An Open Letter To NBA Union Head Billy Hunter
CNBC Sports Business Reporter
All along you've told the NBA players who you represent that you are looking for a "fair deal." Sorry Billy, that "fair deal isn't coming.
Memo to you: You're not getting a fair deal because you don't have leverage to get a fair deal.
Realize that. Explain it to your players. Be a realist.
I know it's hard.
It's hard to tell the players that your best is a seven percent cut in annual revenue. But it's even harder to tell your players that because you weren't willing to go down three percentage points — each percentage point is worth $280 million on a seven-year deal — you lost a season.
Let's do the math.
In the old deal, you got 57 percent of Basketball Related Income (BRI). Let's say you agree to get 50 percent in the new deal. A 7 percent drop costs your players $1.96 billion over seven years. But that's not even right. Because you weren't ever getting the last deal. Remember, the owners opted out of having another season at that price.

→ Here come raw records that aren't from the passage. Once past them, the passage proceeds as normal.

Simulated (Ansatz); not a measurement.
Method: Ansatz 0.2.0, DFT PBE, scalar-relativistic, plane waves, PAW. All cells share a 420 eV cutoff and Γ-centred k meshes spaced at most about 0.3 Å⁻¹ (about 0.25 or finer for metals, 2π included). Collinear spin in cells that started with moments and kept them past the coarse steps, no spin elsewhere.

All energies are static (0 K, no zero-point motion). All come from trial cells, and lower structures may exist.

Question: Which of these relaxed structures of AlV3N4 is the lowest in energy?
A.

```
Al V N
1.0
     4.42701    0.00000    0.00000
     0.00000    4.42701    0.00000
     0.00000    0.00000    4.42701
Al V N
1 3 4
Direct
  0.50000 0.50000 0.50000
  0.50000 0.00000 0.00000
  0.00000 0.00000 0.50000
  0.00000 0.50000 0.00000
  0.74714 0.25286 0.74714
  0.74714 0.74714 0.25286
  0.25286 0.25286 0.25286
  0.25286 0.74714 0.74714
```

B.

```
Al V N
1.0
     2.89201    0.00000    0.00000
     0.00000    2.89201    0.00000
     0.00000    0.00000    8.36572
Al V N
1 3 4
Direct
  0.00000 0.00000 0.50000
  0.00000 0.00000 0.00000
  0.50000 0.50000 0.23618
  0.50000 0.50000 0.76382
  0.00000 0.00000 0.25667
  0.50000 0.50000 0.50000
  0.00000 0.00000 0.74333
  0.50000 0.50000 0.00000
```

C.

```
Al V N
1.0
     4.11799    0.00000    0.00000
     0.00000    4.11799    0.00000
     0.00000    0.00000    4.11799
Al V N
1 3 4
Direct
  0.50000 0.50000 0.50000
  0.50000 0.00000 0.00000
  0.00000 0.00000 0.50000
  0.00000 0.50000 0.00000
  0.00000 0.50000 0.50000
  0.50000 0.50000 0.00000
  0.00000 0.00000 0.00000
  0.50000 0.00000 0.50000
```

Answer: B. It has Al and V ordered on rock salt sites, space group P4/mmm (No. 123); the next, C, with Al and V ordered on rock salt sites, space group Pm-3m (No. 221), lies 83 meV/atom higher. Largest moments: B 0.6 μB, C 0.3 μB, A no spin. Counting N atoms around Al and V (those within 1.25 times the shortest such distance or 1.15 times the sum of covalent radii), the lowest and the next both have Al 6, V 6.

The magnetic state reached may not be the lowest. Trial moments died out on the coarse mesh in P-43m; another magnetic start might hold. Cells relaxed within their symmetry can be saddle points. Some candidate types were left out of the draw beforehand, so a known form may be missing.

So let's say the best you could do is the 53 percent you want now. A three percent drop to 50 percent of BRI means your players are giving up $840 million over seven years. If you lose the season, you'll lose $2 billion in salaries and benefits in one year alone.
Here we go: I give you $2 billion this season and you give me $840 million over the next seven seasons. That's what we have, Billy. And you have to take that deal. Factor in the loss of revenue from fan apathy after a lost season and the losses you share with the league will be even more defined.
Now, I know, you are going to tell me there are problems with the system. No there aren't. Let's simplify it. Whether you want to call it a hard cap or not, once you figure out how much the owners can pay the players in BRI percentage, it's a hard cap. You spend less, the players get the difference. You spend more, the owners get back the difference. Everything stems from that split number.
And there's really no need to argue over guaranteed contracts and their length. As the split comes down, the market will react. Money will be used to give the top players raises. The role player will see his salary flatten out and he'll get fewer years on his contract. The NFL players got a bad a deal, but after their loss in the court system, they knew they had no choice. You don't have a choice either. You can't afford to get into a game of cat and mouse with David Stern. Understand that and then tell your players that, come Tuesday, it's over. A deal has to be done.